CRESTWOOD, Ky. - For a variety of reasons, the Thanksgiving holiday week is usually a quiet one for watching agricultural markets, and 2016 was not an exception.

Harvest of most crops is done by now, and crops in Canada and the U.S. were excellent (save some late-season harvest problems in parts of Canada), which simply limits major volatility. Therefore, supplies are basically known and weather changes have less of a direct impact on the market. With the markets closed on Nov. 24 in the U.S., many traders and market participants closed up shop early for the week or were paying less attention.


Wheat markets were moving mostly sideways last week. Winter wheat planting in the U.S. is coming to a close, and most of the crop has emerged. Condition ratings were taken down modestly to 58 percent good to excellent, down from 59 percent last week, because of some dryness in the Central Plains.

A return of wet weather in the coming weeks should boost soil moisture reserves heading into winter dormancy. The bigger market driver for wheat will be the total acreage planted rather than crop conditions in the fall.

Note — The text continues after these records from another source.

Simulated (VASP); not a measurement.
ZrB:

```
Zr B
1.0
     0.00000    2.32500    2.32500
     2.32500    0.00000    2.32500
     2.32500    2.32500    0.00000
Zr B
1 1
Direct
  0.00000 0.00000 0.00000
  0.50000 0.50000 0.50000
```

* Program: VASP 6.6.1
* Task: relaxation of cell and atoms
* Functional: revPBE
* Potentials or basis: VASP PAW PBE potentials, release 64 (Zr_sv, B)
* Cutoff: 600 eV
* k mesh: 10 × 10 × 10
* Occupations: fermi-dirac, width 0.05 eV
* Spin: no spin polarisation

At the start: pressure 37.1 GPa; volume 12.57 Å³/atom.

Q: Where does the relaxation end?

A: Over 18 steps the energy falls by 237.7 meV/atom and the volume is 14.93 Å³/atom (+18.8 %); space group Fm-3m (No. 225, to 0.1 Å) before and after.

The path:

Internationally, higher prices resulting from a lack of farmer selling in Russia is putting some pressure on the government to lower its export forecast. The Russian export total has to exceed 2015 to '16 by roughly 5 million metric tons to warrant the higher prices seen lately, but the slow export pace does not suggest this higher export mark will be reached. This should put some pressure on global markets in the coming months.

One potential impact of the lower farmer selling in Russia is a shift of demand away from the Former Soviet Union to Canada, or European countries such as Germany that have available supplies. A firm dollar likely keeps the U.S. from taking too much export business away from some of these other competitors.

In the European Union, the planting of winter crops is mostly done, and even with weather issues in France during the summer, new-crop plantings look good.


Durum prices ticked higher last week. Quality issues in Canada have resulted in stronger demand for U.S. supplies. The previous week's export sales were unusually large, totaling 88,000 metric tons to an unknown destination.

Huge further upside for durum is not expected in the near-term because of depressed wheat markets, but a premium could build for Minneapolis durum as a result of the issues in Canada's quality.


The canola market has an interesting relationship to the broader oils markets. Some days the canola market trades independently and is focused on the slow end to harvest. Lately, weather has been favorable for farmers to get in to harvest the last 20 percent of the crop still in the fields.


But recent snow will likely stick around and mark the end of field access for a while. This leads to a lot of questions: What do supplies look like? How has the quality been impacted by the late rains?

On other days, though, the market takes direction from soybean oil. Market strength for the entire soybean complex on export and crush demand early in the week spilled over to canola, leading to a big rally.

Overall, the large soybean supply in the U.S., coupled with a good start to the South American growing season, is limiting major upside for the canola market.

Peas and lentils

Pea and lentil markets remained firm last week. The total supply situation leaves little to worry about, but the issue is quality and meeting export demand.

Global demand for pulses is strong.


Mustard seed production is expected to total 234,000 metric tons from 212,000 hectares, according to the most recent estimates from Statistics Canada. This amount is up from 123,000 metric tons on 140,000 hectares last year.


Exports are expected to stay about even with 2015 to '16, leading to a huge build in ending stocks from just 5,000 metric tons in 2015 to '16 to 90,000 metric tons.